Common Assumptions in Statistics
In inferential statistics, researchers typically assess certain assumptions before analysis. Depending on the statistical analysis, the assumptions may differ. A few of the most common assumptions in statistics are normality, linearity, and equality of variance.
Normality assumes that continuous variables used in the analysis follow a normal distribution. Normal distributions are symmetric around the center (a.k.a., the mean) and follow a ‘bell-shaped’ distribution. They typically assess normality when examining mean differences (e.g., t-tests, ANOVAs/MANOVAs) and prediction analyses (e.g., linear regression). They can examine normality using methods like the Kolmogorov-Smirnov (KS) test and the analysis of skew and kurtosis. The KS test uses the z-test statistic; if p < .05, it violates the assumption of normality. Skew below ±2.0 and kurtosis below ±7.0 define normality. If the observed values exceed these limits, researchers violate the assumption of normality.
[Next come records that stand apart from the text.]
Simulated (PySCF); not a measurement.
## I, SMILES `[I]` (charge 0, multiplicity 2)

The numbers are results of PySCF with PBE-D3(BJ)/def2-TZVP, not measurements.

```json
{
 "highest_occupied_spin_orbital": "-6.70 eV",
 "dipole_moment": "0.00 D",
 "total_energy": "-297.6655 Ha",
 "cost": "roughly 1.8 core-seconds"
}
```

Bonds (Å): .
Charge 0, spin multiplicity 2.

Linearity means a straight-line relationship between independent and dependent variables. If they violate linearity, predictions may become inaccurate. Researchers assess linearity in Pearson correlation and regression analyses. They assess linearity by examining scatter plots.
Equality of variance means equal variances across groups. It’s examined in t-tests and ANOVAs. Levene’s test assesses it for each continuous dependent variable. If p < .05, equal variance is violated.